Is there a way to get terminal sessions to persist across reboot?

OS X has this. Ideally I would like the reboot to appear as if it never happened from the POV of the terminal (let's ignore remote sessions and assume 0 background processes for now). Meaning, I would like to see the stdin, stdout, stderr (i.e. scrollback) history in each of my terminal tabs.

NOTE: This is NOT about bash history. This is about persisting terminal sessions between reboots.


Solution 1:

No, at least in gnome-terminal and other VTE-based emulators it's not possible in an implicit and convenient way.

(You can, of course, explicitly go through all your tabs before the reboot, "Select All" and copy-paste the contents into files, and view those files with some viewer after the reboot. If I understand you, this is not what you're looking for. Also, colors and other formatting would be lost.)
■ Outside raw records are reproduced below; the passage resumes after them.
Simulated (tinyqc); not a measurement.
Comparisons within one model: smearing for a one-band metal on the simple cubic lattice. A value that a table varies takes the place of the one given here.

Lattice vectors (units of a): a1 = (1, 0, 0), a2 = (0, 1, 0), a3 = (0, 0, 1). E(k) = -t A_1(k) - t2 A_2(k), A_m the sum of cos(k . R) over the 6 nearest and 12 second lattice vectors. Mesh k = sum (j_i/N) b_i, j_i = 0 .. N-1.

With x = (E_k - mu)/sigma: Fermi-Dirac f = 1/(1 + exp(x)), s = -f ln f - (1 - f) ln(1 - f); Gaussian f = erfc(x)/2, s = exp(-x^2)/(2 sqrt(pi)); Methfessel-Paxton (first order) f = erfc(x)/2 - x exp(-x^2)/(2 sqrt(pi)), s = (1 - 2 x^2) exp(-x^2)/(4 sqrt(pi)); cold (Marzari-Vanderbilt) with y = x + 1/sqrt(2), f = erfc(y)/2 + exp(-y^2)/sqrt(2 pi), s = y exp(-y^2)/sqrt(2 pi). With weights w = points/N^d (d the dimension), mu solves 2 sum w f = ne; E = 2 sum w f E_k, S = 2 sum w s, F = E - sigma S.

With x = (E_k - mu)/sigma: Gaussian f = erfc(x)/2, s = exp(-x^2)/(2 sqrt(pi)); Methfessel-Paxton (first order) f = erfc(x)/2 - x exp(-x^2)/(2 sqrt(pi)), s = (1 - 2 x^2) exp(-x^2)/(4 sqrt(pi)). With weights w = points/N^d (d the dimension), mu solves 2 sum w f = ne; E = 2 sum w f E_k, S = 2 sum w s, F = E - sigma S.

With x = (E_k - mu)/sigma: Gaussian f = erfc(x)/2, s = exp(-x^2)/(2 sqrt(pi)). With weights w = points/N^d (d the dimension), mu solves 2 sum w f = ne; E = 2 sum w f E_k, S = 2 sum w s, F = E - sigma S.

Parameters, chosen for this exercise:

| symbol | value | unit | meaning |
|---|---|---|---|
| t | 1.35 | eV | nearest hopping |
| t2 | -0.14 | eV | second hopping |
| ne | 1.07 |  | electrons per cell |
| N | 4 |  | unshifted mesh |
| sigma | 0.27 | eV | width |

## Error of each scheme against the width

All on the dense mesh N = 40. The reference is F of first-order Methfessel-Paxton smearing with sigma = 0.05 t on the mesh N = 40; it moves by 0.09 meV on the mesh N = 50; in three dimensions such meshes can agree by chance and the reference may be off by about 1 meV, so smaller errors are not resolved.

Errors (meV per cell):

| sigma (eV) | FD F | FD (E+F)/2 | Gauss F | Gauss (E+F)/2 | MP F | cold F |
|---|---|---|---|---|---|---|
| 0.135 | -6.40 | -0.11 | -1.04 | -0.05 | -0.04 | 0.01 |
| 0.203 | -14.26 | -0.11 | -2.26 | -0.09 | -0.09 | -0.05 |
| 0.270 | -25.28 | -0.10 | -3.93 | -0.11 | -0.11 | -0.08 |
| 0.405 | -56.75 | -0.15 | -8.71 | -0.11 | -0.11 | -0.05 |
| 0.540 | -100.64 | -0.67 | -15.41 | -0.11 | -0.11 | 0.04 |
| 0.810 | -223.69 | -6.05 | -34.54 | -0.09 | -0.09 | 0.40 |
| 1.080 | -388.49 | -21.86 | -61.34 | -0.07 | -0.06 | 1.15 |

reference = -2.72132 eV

VTE, the terminal emulation widget behind gnome-terminal and many other terminal emulators stores most of the scrollback contents (not the latest bits, though) in temporary files under /tmp by default. The major design decisions that prevent doing what you're looking for are:

  • These files are unlinked right after being created. This is so that they are automatically removed (and the disk space is freed up) even if the terminal emulator exits uncleanly for whatever reason. In order to preserve them, they should be linked back to the filesystem tree (I don't know if it's possible) or copied into another file (which is a slow action if the scrollback is large, let alone properly handling potentially running out of disk space).

  • The files are under /tmp which is wiped out by many distros upon a reboot. A different, persistent location should be chosen instead, or some cooperation is needed with the boot scripts.

  • These files are encrypted (as of VTE version 0.40) to overcome the privacy issue of data leakage in case someone gets access to the disk. The encryption key is only available in gnome-terminal's memory. In order for these files to persist, either the encryption layer should be skipped (bringing back the old privacy concerns), or the keys should be placed on the disk at least temporarily for the duration of the reboot (... er, until that user logs in again and starts up gnome-terminal again... doesn't sound too much better). Feasible only if you don't care about privacy, or if the filesystem is guaranteed to be encrypted.

There are other smaller issues to be addressed as well, e.g. flushing incomplete blocks of these files that contain the last bits of the scrollback data.

I hope I could outline some of the design decisions VTE took that prevent doing what you're looking for. I can't see how your request could be addressed while keeping the current design goals as well. Maybe there's another terminal emulator that does what you're looking for, presumably sacrificing some of VTE's features; I don't know.